USA: How the Federal Crop Insurance Program should be reformed to encourage low-risk farming methods with high-reward environmental outcomes - Opinion

Source(s): Natural Resources Defense Council

By Claire O'Connor

The Federal Crop Insurance Program (FCIP) is meant to protect farmers in times of weather-related devastation -- like the 2012 drought that cost farmers $17.3 billion worth of crops, or the 2011 floods that caused $10.8 billion in crop damage. As the harsh realities of extreme weather slam the countryside, FCIP, intended to alleviate risk for farmers, actually drives the agricultural community toward riskier farming methods and creates less resilient land. Partially as a result of FCIP policies -- which cover 70 percent of the nation's total cropland -- American farming has gravitated toward brittle, loss-prone fields.

Rather than incentivizing farmers to adopt risk-mitigating farming practices, FCIP premiums are set using a formula that ignores how important healthy, regenerative farming practices -- like conservation tillage, cover cropping and improved irrigation scheduling -- are to farmers' risk management as they increasingly face the threats of drought, floods and other extreme weather events. Methods like no-till farming not only help soil retain moisture, but also limit erosion, improve soil health and increase a field's capacity to grow high-yield crops. Such methods offer farmers short-term protections against each season's catastrophic weather events, promote fertile fields into the future and benefit the environment.

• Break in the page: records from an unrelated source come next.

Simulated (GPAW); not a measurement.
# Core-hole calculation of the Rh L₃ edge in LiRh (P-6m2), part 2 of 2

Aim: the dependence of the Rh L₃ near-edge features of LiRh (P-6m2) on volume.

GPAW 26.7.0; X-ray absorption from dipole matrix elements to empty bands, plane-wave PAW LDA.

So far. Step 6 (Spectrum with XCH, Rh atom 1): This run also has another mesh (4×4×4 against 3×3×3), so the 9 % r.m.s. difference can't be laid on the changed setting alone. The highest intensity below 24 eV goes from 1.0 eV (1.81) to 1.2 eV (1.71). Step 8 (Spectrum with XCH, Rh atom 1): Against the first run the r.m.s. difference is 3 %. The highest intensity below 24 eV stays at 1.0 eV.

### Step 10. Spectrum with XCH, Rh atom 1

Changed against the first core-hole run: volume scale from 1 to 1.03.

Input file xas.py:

NRDC recommends that FCIP launch a pilot program that reduces premium rates for farmers who apply low-risk/high-reward farming methods to reduce the risk of crop loss. Premium rate reductions offered to farmers in the pilot program would more than pay for themselves thanks to avoided indemnities created by risk-reducing farming practices -- and NRDC believes that were these practices eventually adopted by all farmers with FCIP policies, more stable farms could eventually lead to a leaner, and less relied upon, FCIP, returning the program to its originally intended model: a safety net, rather than a crutch.